5-19-2009 Ohio:
Park benches, wooded areas, alleys - they are all addresses given by homeless convicted sex offenders. The Hamilton County Sheriff says that makes it especially hard to check on them when they don't report to authorities, as required by law. And - the addresses are all legal. Local 12 reporter Angela Ingram shows you the loophole in the sex offender reporting system.
Kailey Mitchell is trying to find out as much as she can about a convicted rapist. She got a card in the mail today, warning her that the man living in the abandoned house in the woods behind her home is a sexual predator. "I don't know where he's at, I don't know what he does during the day. I don't know anything and with having kids and being by myself. It freaks me out."
I would suggest to this woman and others who have similar feelings, that they ought to get together and get the legislature to have a program for "Freaked Out Folks" to unfreak them. But, the problem with that is, the legislature wants the world "Freaked Out" but they don't openly say that, this is the way of the politician to get folks to follow them around voting for stupid ideas. Hey, it keeps these politicians in office and the public pays through the nose.
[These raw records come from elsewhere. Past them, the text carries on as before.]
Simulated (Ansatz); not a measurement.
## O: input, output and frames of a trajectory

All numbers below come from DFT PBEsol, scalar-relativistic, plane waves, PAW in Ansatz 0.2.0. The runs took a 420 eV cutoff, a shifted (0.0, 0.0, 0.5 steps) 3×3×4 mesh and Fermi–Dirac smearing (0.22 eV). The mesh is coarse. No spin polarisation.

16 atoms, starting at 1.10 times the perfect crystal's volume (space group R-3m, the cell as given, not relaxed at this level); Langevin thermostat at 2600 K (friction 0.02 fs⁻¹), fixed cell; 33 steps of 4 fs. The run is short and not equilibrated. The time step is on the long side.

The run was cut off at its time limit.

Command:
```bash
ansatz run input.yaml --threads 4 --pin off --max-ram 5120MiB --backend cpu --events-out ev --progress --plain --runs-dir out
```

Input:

That indeed is where he told the sheriff he'd be living. But, others call benches, parking lots, even the Serpentine Wall as their homes.
Three sexual predators listed an alley behind the Drop-Inn Center. We checked but, no one was home.
So what! There is no law preventing folks from "not being home," the laws permit registrants to go where they darn please and sleep whenever the choose. Further, whether or not the police have a procedure for checking on addresses of registrants, it is not up to the registrants to devise a way for the police to do what the law requires of them. If the legislature wants a "address checking" system, let them figure out how it is to work.
Secondly, the police have been issuing warrants for the arrest of a homeless person if they are not at their "registered homeless place" when the police decide to do an unannounced check, but such warrants are illegal because registrants simply do not have to be home at any time; your day could be my night, and so forth, schedules are rarely precise for homeless persons. The system of address checking is one that will never work in a free society!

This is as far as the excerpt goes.